Note that now the weights’ scaling factor depends on the $$oc$$.

To compute the $$\dst_{int8}$$ we need to perform the following:

$\dst_{int8}(n, oc, oh, ow) = \operatorname{f32\_to\_int8}( output\_scale(oc) \cdot conv_{s32}(\src_{int8}, \weights_{int8})|_{(n, oc, oh, ow)} ),$

where

$output\_scale(oc) := \frac{\alpha_{\src} \cdot \alpha_{\weights}(oc)}{\alpha_{\dst}}.$

User is responsible for preparing quantized weights accordingly. For oneDNN provides reorders that can perform per-channel scaling:

$\weights_{int8}(oc, ic, kh, kw) = \operatorname{f32\_to\_int8}( output\_scale(oc) \cdot \weights_{f32}(oc, ic, kh, kw) ),$

where

$output\_scale(oc) := \frac{1}{\alpha_{\weights}(oc_{})}.$

## Output Scaling Attribute¶

oneDNN provides dnnl::primitive_attr::set_output_scales() for setting scaling factors for most of the primitives.

The primitives may not support output scales if source (and weights) tensors are not of the int8 data type. In other words, convolution operating on the single precision floating point data type may not scale the output result.

In the simplest case, when there is only one common scale the attribute changes the op behavior from

$\dst[:] = Op(...)$

to

$\dst[:] = scale \cdot Op(...).$

To support scales per one or several dimensions, users must set the appropriate mask.

Say the primitive destination is a $$D_0 \times ... \times D_{n-1}$$ tensor and we want to have output scales per $$d_i$$ dimension (where $$0 \le d_i < n$$).

Then $$mask = \sum \limits_{d_i} 2^{d_i}$$ and the number of scales should be math:mathtt{scales.size()} = prodlimits_{d_i}D_{d_i}.
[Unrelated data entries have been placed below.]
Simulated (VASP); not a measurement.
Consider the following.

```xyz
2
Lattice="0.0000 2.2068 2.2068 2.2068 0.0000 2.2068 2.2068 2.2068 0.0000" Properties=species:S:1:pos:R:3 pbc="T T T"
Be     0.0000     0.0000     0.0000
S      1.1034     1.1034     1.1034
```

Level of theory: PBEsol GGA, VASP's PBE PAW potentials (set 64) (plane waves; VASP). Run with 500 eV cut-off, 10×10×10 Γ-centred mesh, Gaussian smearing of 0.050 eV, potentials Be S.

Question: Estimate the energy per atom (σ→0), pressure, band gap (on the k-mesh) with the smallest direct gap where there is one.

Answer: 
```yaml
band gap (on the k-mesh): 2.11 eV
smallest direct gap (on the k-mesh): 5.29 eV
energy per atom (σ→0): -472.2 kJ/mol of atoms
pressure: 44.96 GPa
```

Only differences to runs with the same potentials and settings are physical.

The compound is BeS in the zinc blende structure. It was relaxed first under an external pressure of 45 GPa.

The scaling happens in the single precision floating point data type (data_type::f32). Before storing, the result is converted to the destination data type with saturation if required. The rounding happens according to the current hardware setting.

### Example 1: weights quantization with per-output-channel-and-group scaling¶

// weights dimensions
const int G, OC, IC, KH, KW;

// original f32 weights in plain format
dnnl::memory::desc wei_plain_f32_md(
{G, OC/G, IC/G, KH, KW},          // dims
dnnl::memory::data_type::f32,     // the data originally in f32
dnnl::memory::format_tag::hwigo   // the plain memory format
);

// the scaling factors for quantized weights
// An unique scale for each group and output-channel.
std::vector<float> wei_scales(G * OC/G) = { /* values */ };

// int8 convolution primitive descriptor
dnnl::convolution_forward::primitive_desc conv_pd(/* see the next example */);

// query the convolution weights memory descriptor
dnnl::memory::desc wei_conv_s8_md = conv_pd.weights_desc();

// prepare the inverse of the scales
// (f32 = scale * int8 --> int8 = 1/scale * f32)
std::vector<float> inv_wei_scales(wei_scales.size());
for (size_t i = 0; i < wei_scales.size(); ++i)
inv_wei_scales[i] = 1.f / wei_scales[i];

// prepare the attributes for the reorder
dnnl::primitive_attr attr;
const int mask = 0
| (1 << 0)  // scale per  G dimension, which is the dim #0
| (1 << 1); // scale per OC dimension, which is the dim #1
attr.set_output_scales(mask, inv_wei_scales);

// create reorder that would perform:
//   wei_s8(g, oc, ic, kh, kw) <- 1/scale(g, oc) * wei_f32(g, oc, ic, kh, kw)
// including the data format transformation.
auto wei_reorder_pd = dnnl::reorder::primitive_desc(
wei_plain_f32_md, engine, // source
wei_conv_s8_md, engine, // destination,
attr);
auto wei_reorder = dnnl::reorder(wei_reorder_pd);


### Example 2: convolution with groups, with per-output-channel quantization¶

This example is complementary to the previous example (which should ideally be the first one). Let’s say we want to create an int8 convolution with per-output channel scaling.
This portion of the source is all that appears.